GLITZY MALLS - Keep reinventing retail space
Today's glitz is tomorrow's so-what? average. Intellivent and anticipatory mall design offers the solution for sustained shopper appeal, argues Jeremy Salmon, Shanghai-based director at global architecture, urbanism and design practice Broadway Malyan.
In my experience, designing successful retail developments is all about plugging into the psychology of the customer and anticipating the market.
Developers are happy when their schemes are filled with people and activity, creating a buzz, being talked about and, above all else, being used.
Lefo Mall in Suzhou, China
People are happy when their aspirations and expectations are being catered for – when they get more from a ‘shopping experience’ than simply buying things which, increasingly, they can purchase online. They want a sense of fulfilment, satisfaction and enjoyment.
As retail designers, it is our job to shape these spaces to make them work for the customer’s ‘front of house’ expectations whilst being fully in control of the back of house infrastructure and commercial planning criteria – two very different types of knowledge that must come together in a unique way on every single project. It is clear to me that there is a pattern to the evolution of shopping malls and it is directly linked to the economic and social development of their locations.
Emerging economies want different things to emerged economies. The customers in each have very different life experiences and expectations. What is breakthrough and ground-breaking in one country may well be reaching the end of its cycle in another.
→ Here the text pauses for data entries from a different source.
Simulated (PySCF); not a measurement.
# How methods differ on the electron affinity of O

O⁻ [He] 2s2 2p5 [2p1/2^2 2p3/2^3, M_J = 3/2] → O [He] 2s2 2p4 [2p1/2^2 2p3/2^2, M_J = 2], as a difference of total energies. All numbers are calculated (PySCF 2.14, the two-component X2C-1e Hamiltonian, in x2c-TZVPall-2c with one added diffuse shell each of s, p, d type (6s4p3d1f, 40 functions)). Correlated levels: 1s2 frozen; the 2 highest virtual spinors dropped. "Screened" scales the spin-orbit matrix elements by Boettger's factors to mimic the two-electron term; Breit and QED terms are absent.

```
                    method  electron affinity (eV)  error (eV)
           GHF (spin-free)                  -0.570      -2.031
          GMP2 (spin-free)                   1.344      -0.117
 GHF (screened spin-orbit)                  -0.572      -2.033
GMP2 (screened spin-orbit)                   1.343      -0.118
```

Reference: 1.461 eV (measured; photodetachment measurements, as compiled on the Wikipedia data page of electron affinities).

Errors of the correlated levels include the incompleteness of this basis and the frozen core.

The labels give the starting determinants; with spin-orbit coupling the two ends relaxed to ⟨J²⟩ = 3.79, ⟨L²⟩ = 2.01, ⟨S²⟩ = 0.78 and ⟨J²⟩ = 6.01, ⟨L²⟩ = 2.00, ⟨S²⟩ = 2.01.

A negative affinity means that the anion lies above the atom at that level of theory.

If we look more closely at the ‘glitzy mall’ – and define that as something based on creating bright, clean, clear and attractive spaces with units for high-end and aspirational brands – there is an interesting pattern.
First generation malls, like those in Chinese cities such as Shanghai and Beijing, essentially had it easy. When you are the only modern, clean, well-lit, internal air-conditioned shopping environment in town with the only line-up of desired international top brands, you can build it and people will come.
Moreover, this was always going to happen in step with the emergence of a more affluent middle class, fuelled on increasing access to images of a western lifestyle and wanting these brands. For me, these schemes were ‘Glitzy Generation 1’. In some cases, occupier brands did 90% of the experience-creation job for you. Offer me the first H&M or Zara, or the first Gucci or Prada, in a region or city, and I’ll be there! Once rival malls have opened, the game changes.
Equally, once customers have sated their initial desires to have, own and feel good, about certain ‘new’ brands, malls have to work harder to give them a heightened or differentiated experience.
Take a recent repositioning project we completed for Ivanhoe Cambridge and the Bailian Group in Changsha, Hunan province. By no means can this mall compete in decorative terms with contemporaries in Shanghai but, within its context, the transformation from a dark, badly-planned, locally-tenanted, anonymous mall to a clean, visually exciting, modern and most importantly, the only H&M, Zara tenanted mall in Hunan province, completely animated the target late teen local customer base, energised with their first taste of having a disposable income.
Look then to IAPM in Shanghai. This project seeks to appeal to the established and savvy first tier China customer base, well-versed in their couture shopping experience. Cleverly, the interior is both white reserved chic and highly decorative: a design statement, because this differentiates the mall from the existing high-end branded couture malls within walking distance. It is decoratively glitzy by direct comparison to its neighbours but, to pose the killer question, is it actually providing enough of a new experience for the customer? Is the differentiator of a decorative investment enough to maintain a market position for long when other new malls in the same area are changing the experience of shopping into an entirely different entertainment/ arts/ urban farm experience, such as K11 on the same Huaihai strip?
Finally, turn up the market maturity demands even further and look to Japan, now with its fifth generation emerged wealth and my current favourite glitzy mall, Tokyu Plaza Omotesando Harajuku. High-end brands, capital A architecture and an urban forest park experience on the roof – leading the glitzy Asia pack but only for now perhaps.
So, my observation is that the burden of responsibility rests with designers to keep reinventing retail space for the next generation and the next set of customer expectations aligned to the context – where, when, and catering for whom.